Tuesday, August 11, 2009

Microsoft: Attackers Can Steal Card Numbers from HTTPS Servers...





HomeATM isn't the only company telling you that Https = HttBS.  Even Microsoft says so.  And it's ALL browsers that are weak.  That's why HomeATM and the PIN Payments Blog has spent such an inordinate amount of time trying to get across our point that no website is safe and that transactions MUST be done OUTSIDE the browser space. 






In what would provide the perfect segue for yet another dissertation on the "Don't Type" vs. "Swipe" mantra, I bring you this from Microsoft's research department...



Security researchers at Microsoft have found a way to break the end-to-end security guarantees of HTTPS without breaking any cryptographic scheme.



During a research project "Pretty-Bad-Proxy: An Overlooked Adversary in Browsers’ HTTPS Deployments(.pdf) concluded earlier this year, the Microsoft Research team discovered a set of vulnerabilities exploitable by a malicious proxy targeting browsers’ rendering modules above the HTTP/HTTPS layer.



Here’s the gist of the problem, as explained by the research team:







In many realistic network environments where attackers can sniff the browser traffic, they can steal sensitive data from an HTTPS server, fake an HTTPS page and impersonate an authenticated user to access an HTTPS server. These vulnerabilities reflect the neglects in the design of modern browsers — they affect all major browsers and a large number of websites.
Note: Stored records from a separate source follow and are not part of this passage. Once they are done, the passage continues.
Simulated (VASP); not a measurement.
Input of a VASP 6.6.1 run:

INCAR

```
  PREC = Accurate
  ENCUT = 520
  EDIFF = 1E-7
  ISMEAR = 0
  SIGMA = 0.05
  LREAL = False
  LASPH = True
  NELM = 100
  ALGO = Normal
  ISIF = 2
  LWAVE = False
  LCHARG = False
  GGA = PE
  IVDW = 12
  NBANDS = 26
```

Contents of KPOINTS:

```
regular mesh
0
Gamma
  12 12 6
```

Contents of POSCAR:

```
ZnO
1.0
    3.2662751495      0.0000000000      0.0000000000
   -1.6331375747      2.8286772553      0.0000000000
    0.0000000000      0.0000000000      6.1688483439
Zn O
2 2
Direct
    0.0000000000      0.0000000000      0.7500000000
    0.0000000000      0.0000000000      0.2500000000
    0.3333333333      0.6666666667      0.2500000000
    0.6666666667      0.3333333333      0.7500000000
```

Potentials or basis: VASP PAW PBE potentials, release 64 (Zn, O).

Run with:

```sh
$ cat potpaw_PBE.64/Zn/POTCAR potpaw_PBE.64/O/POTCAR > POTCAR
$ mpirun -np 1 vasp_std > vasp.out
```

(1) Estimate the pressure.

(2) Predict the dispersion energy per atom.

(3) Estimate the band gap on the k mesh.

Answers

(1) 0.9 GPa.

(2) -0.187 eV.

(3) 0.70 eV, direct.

According to a SecurityFocus advisory, attacker-supplied HTML and script code would run in the context of the affected browser, potentially allowing the attacker to steal cookie-based authentication credentials or to control how sites are rendered to the user. Other attacks are also possible.


Affected browsers include Microsoft’s Internet Explorer 8, Mozilla Firefox, Google Chrome, Apple Safari and Opera.  




Originally, it was believed that this issue only affected Mozilla’s browsers but the advisory was update to reflect that the issue affects multiple browsers, not just Mozilla products.